Wouldn't it be nice when something significant was about to be said, if a bright sign would appear alerting us to this fact? As close as I've ever come to this actually happening was in college. In the middle of a mind-numbingly boring lecture, my professor would change the cadence and volume of his voice and announce, "Now write this down. It will be on the exam." I would scribble whatever came out of his mouth next and then wander back in my mind to some place more exciting than my current surroundings. Thanks to his early-warning system, I managed to pass the class with a B despite retaining very little of the content he shared in class.
When I was recently asked what the most important advice was that I'd ever received, I was hard pressed to come up with a single answer. How does one start with a question like that? Nary a day goes by without some form of advice being shared, so how does one choose that one thing that rises above all the rest as being the most pivotal, valuable words of wisdom?
It's likely a lot easier to recall the worst advice -- especially when there are scars to remind us of our foolhardy decisions. Most of my Worst-of-All-Time Hall-of-Famers begin with phrases like They won't be mad; you should do it or It won't hurt. Really. Nothing good ever happened when I opted to believe advice that began with that kind of logic.
And some advice, as inane and obvious as it sounds, pays off every single time. For example, the advice to use my manners -- that's been pretty useful. Seriously. It has resulted in many a positive result and has helped me inspire colleagues to try a proposed course of action which places them far outside their comfort zone. When I was told that please and thank you are magic words, it was good advice. They hold incredible power to change the attitudes, minds, opinions, and decisions of those around us.

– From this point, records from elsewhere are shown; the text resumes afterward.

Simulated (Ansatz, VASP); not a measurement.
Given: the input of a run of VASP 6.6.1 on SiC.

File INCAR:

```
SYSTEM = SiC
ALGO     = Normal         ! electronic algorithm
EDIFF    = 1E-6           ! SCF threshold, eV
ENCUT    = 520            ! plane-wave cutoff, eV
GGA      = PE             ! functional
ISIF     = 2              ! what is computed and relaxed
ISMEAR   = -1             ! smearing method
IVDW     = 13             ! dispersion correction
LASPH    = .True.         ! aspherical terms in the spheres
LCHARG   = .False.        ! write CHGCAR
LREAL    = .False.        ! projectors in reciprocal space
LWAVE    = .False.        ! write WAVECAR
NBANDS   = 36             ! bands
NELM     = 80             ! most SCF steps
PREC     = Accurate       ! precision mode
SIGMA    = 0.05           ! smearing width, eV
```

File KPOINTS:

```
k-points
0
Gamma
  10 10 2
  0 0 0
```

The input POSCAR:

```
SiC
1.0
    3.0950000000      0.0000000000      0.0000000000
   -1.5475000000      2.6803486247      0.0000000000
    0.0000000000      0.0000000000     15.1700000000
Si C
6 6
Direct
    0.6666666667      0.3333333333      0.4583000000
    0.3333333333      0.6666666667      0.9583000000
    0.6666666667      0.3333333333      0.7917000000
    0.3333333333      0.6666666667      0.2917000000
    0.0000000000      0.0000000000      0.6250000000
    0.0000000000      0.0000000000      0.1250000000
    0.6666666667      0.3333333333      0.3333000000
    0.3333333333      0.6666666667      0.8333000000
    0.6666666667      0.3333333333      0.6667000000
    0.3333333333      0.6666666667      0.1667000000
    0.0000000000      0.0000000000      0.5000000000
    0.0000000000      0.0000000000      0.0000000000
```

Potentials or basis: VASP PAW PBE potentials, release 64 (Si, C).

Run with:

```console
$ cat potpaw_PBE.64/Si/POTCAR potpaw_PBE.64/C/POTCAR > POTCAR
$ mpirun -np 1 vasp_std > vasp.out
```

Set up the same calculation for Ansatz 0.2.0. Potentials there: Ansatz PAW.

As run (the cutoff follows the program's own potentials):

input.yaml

But when I consider what it is that I come back to time and again when I am in the midst of a struggle, whether it is in my personal or professional life, it would have to be the words of my great-grandmother, Zelma Carder. She was a larger-than-life figure of my childhood who walked straight out of a Zane Grey Western novel and into my life. She'd lived this incredibly difficult but exciting life. She homesteaded in the barren, windswept prairies of northern New Mexico in the 1800's, survived the Dust Bowl years despite losing almost everything she owned except for a grand piano (which now sits in our living room). She traveled in a conestoga wagon (with her grand piano in tow) to live as a migrant worker, picking cotton alongside her husband and children to survive the desperate years after the Great Depression. She learned to carry the heartbreak of burying several of her family, including her own child, during a flu epidemic in the early 1900's. She crocheted rugs out of bread bags and turned butter tubs into the most wonderful doll beds filled with satin beds hand stitched from old night gowns and covered with colorful crocheted skirts. She was a true pioneer of sustainability, the ultimate conservationist. The stories she told me were the things of grand novels, and she was, by far, the strongest, bravest, fiercest, most stubborn woman I've ever known.
While visiting her when I was maybe six or seven-years-old, she scolded me for crying after losing a game to her. I had no idea at the time that her words would ring in my ears every time I faced a situation where I felt I was being treated unfairly or had an uphill battle to reach my goal. As I sat in my chair across from her, trying to swallow my tears, she said, "No one in this life is going to feel sorry for you. If you sit there feeling sorry for yourself, you just decided to give up on yourself. And then you're the loser, not because of anyone else, but because of yourself. If you're going to play, do it because you love the game. And then when you win, you can celebrate, but even when you lose, you'll still be the winner because you got to play the game you love."
Especially now as I serve as CEO of a startup, her words spur me to grow, be courageous and focus on the vision of the future I know is possible. While our team deploys and refines our technology that is impacting the lives of others and has the potential of impacting lives across the glove, I know I'm in this game because I love it. But on the hard days, when everything goes wrong, my great-grandmother's words remind me that it's up to me to dig deep, toughen up and find the courage to brush off the disappointment and push forward to the next pinnacle where the view of the future is clearly visible once again.
This blog post is part of a series for HuffPost Icon Next, entitled 'The Best Piece of Advice I've Ever Received For Achieving My Career Goals.' To see all the other posts in the series, click here. To contribute, submit your 500 - 800 word blogpost to email@example.com.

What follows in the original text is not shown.